RedisGraph / redisgraph-py

RedisGraph python client
https://redisgraph.io
BSD 3-Clause "New" or "Revised" License
189 stars 49 forks source link

fails to commit large batch inserts #119

Closed gomesian closed 3 years ago

gomesian commented 3 years ago

Hi Team,

Was trying to understand the limits of a batch inserts with this library. Seams somewhere between 6-8k nodes (3 to 4k edges) fails with:

image

I don't mind breaking up and batching updates of ~10k required node/edges every hour, but need help understanding what is breaking here - so I can configure a safe batch size based on varying property sizes for insert.

Also wondering the use of _connectionpool, and/or maybe I should try _unix_socketpath since script runs on server. maybe the use of this will allow great bath updates. I don't see documentation on this.

note: I tried, and the the redisgraph-bulk-loader.py method doesn't suit me either - as I need to constantly update and prune existing graph.

Any help / pointers appreciated!

quick and dirty example:

r = redis.Redis(host=HOST, port=PORT, db=0, socket_timeout=3000, connection_pool=None, charset='utf-8', errors='strict', unix_socket_path=None)

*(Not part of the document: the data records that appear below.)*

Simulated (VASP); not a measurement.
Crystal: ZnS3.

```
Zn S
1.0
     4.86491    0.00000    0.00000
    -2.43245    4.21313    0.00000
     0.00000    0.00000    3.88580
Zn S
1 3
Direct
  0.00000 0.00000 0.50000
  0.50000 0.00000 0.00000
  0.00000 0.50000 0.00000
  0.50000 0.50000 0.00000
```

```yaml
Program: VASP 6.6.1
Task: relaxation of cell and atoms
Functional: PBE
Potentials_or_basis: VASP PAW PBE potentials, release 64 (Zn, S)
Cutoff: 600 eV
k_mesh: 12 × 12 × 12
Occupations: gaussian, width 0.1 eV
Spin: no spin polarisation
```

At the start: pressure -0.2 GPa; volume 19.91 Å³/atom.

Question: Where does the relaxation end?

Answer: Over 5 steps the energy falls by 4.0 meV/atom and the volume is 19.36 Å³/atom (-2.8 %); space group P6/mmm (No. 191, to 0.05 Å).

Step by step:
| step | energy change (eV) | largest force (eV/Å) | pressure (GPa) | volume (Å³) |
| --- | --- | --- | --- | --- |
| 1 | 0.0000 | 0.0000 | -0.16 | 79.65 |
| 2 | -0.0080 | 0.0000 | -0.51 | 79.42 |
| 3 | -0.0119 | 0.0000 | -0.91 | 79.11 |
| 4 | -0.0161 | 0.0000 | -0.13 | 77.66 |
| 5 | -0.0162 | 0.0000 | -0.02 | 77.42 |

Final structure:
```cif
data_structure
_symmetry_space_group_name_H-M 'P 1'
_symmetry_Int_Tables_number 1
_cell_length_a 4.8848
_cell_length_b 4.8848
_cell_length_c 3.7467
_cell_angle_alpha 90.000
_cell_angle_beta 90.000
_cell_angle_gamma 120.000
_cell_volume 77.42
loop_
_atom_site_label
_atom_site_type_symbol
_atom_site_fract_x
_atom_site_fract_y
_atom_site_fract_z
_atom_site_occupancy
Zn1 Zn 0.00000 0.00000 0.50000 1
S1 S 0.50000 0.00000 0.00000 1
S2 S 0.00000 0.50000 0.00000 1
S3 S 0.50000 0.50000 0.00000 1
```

redis_graph = Graph('large', r)

for x in range(4000):

    label1= 'src-' + str(x)
    label2= 'dst-' + str(x)

    label1 = Node(label='person', properties={'name': label1, 'age': 33, 'gender': 'male', 'status': 'single'})
    redis_graph.add_node(label1)

    label2 = Node(label='person', properties={'name': label2, 'age': 33, 'gender': 'male', 'status': 'single'})
    redis_graph.add_node(label2)

    edge = Edge(label1, 'visited', label2, properties={'purpose': 'pleasure'})
    redis_graph.add_edge(edge)

redis_graph.commit()
jeffreylovitz commented 3 years ago

Hi @gomesian,

This error is caused by a buffer size limit in RedisGraph's parser utility. A workaround can be found here - https://github.com/RedisGraph/RedisGraph/issues/1486#issuecomment-742581130 . Alternately, you can create entities in a series of smaller batched queries by periodically making calls to redis_graph.flush() in your create loop.

gomesian commented 3 years ago

Thanks, batching and flush() makes sense then